The methodology came into being to help people to pronounce and remember hexadecimal codes in a more natural way. It is sometimes necessary to verbally validate a key over the phone or through some other system. These public keys and the hash values of important certificates are called thumbprints or fingerprints. These types of prints are vital in verifying sensitive data for security reasons. They are typically represented as long strings of hexadecimal digits.
It's difficult for people to pronounce, remember, and repeat long strings of numbers reliably over the phone, for instance. Huma created the code to address this problem in order to easily represent forgettable binary data into more memorable pseudo-words. The term itself is a pun on the classic video game Bubble Bobble. When hexadecimal digits are encoded using the bubble babble encoding method, the generated words resemble babbling or gibberish.
This also comes in handy in situations where the valid encryption keys have been lost or are otherwise unavailable. In this case, the key fingerprint needs to be verified by the user's recollection of the original key. Fingerprints encoded using bubble babble encoding are often easier to recall than their hexadecimal versions. This makes a difference in critical situations instead of having to accept a fingerprint without authenticating it in any way.
To detect transmission errors or invalid encoding, the bubble babble encoding method contains a check summing feature. Markers that represent the start and end of a particular string of numbers are also incorporated into the encoding. For every two bytes in the input sequence, the output comes out as a dash and five characters. One of the advantages of this method is that it doesn't increase the length of the encoded information.
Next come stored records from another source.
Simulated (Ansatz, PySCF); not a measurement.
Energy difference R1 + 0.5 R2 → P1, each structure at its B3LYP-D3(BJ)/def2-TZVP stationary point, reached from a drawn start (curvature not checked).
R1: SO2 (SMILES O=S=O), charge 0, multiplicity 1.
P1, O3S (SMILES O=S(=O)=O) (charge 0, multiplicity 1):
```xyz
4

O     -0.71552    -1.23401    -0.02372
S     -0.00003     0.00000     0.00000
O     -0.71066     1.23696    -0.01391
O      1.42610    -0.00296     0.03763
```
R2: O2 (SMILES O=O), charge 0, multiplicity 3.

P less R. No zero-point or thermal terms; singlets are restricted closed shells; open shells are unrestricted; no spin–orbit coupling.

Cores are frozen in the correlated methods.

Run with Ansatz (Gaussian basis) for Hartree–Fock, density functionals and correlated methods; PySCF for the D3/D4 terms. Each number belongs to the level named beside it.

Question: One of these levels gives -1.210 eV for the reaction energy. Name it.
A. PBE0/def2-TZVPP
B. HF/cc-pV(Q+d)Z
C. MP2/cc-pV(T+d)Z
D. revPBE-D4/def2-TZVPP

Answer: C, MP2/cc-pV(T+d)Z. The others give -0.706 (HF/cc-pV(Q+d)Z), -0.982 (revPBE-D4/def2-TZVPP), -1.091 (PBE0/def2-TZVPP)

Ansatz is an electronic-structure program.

The pseudo-words are made using vowels and consonants in a certain way — numbers between zero and five are mapped with vowels as 0-a, 1-e, 2-i and so on in the vowel table. Integers between zero and 16 are mapped as 0-b, 1-c, 2-d and so on in the consonant table. Every vowel in the resulting pseudo-word carries 0.58 bits of redundancy. The checksum information would be around 4,640 bits for a 1,000-word string, which is helpful to detect errors like flipped bits.